Ask any driving enthusiast-and I would be one myself if I didn't live in Boston-what the single most important improvement to his or her car might be, and I'll bet you the answer is new tires. I discovered this long ago, in the prekids years, when I replaced the stock tires on my sports car with a suitably high-performance set. Night and day.
The reason tires have such an impact on the auto is that they're the only part of the rather sophisticated mechanism that actually touches the medium on which the machine operates. The greatest engine in the world is just a hunk of iron (OK, aluminum) if the vehicle it powers doesn't hug the road.
Which brings me to antennas. Granted, the innovations in radio design in recent years have been amazing. CDMA, OFDM, rake receivers, QAM-you name it. But all would be useless without the ability to get the signal on the air and off again. Antennas-the only part of the vehicle that touches the medium.
Years ago, antenna meant dipole. (I'll bet at this point you're wishing you'd paid more attention in that RF propagation class.) And for many years, simple diversity was more than sufficient. Data rates were low, power levels were high and range was typically rather short.
Today, of course, we expect wireless LANs (WLANs), for example, to operate at very high data rates indeed, both indoors and out, and both cellular and terrestrial broadband (e.g., WiMax) are heading that way as well. Many designers have discovered that the key to more performance (both throughput and range) now lies in advanced antennas.
What do we mean by advanced? Phased arrays are increasingly found in cellular systems. Multiple input, multiple output (MIMO), formerly a laboratory curiosity, is now available in inexpensive production WLAN equipment. A common argument against MIMO has to do with cost (hey, good tires cost more than the discount-store specials); power consumption is also sometimes mentioned. But it's all but guaranteed that 802.11n is going to be based on MIMO, probably with more optional features than any designer will ever be able to comprehend.
Still, if cost and power are issues, there must be something between diversity dipoles and MIMO.

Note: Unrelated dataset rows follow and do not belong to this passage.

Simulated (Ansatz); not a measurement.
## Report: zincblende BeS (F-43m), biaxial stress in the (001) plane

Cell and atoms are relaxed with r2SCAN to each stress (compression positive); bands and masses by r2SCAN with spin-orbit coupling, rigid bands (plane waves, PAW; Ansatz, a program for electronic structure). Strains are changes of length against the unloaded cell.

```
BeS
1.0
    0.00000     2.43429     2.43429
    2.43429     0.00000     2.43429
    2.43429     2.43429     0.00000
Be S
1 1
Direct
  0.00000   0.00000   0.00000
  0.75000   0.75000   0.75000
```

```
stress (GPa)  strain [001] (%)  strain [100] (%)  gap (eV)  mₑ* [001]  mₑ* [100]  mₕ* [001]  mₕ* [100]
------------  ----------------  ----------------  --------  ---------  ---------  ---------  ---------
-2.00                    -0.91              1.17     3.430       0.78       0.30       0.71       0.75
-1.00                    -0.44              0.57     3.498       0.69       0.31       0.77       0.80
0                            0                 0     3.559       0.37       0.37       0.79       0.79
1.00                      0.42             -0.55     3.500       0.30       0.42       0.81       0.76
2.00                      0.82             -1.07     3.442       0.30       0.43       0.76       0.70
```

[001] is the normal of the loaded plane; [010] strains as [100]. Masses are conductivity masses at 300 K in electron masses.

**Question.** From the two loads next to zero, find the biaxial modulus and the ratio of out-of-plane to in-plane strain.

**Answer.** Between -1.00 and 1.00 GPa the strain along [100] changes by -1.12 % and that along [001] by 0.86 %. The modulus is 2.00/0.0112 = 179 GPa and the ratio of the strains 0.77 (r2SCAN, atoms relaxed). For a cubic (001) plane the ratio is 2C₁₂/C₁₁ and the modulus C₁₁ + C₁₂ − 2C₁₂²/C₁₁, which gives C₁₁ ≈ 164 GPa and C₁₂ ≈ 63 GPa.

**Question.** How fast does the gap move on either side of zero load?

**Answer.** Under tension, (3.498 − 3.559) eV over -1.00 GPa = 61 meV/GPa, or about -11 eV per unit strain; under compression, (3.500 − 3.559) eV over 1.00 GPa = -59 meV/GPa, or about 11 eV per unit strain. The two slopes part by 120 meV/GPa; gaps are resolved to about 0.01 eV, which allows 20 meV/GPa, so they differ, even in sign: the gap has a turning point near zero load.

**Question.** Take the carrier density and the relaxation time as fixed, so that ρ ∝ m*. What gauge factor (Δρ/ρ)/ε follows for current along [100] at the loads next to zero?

And there is. Atheros just announced its next-generation VLocity chip set, incorporating multiple antennas-digital beam forming on the transmit side and maximal-ratio diversity combining on the other side. The company claims up to 10 dB of gain from this arrangement. Video54 also announced a digital beam-forming solution, said to be very inexpensive; Netgear is using it in a new residential access point. Interdigital has a very inexpensive steerable antenna aimed at both the cellular and Wi-Fi worlds.
MIMO antennas
All of this has led to a nascent debate on exactly what MIMO is. I've found some analysts and press people are now using the term to describe any multiple-antenna implementation. I tend to be a strict constructionist, so I still think of MIMO as an antenna system with multiple unique signals on each antenna, as opposed to just steerability or some other parameter alone. But the definition now seems all but certain to become rather broad. No surprise; this almost always happens in high tech.
And, in the long run, it doesn't really matter. The proof is in the performance, as the radio flies through the turns and accelerates down the back stretch. It's going to become quite clear which designs work, and which belong at the discount store.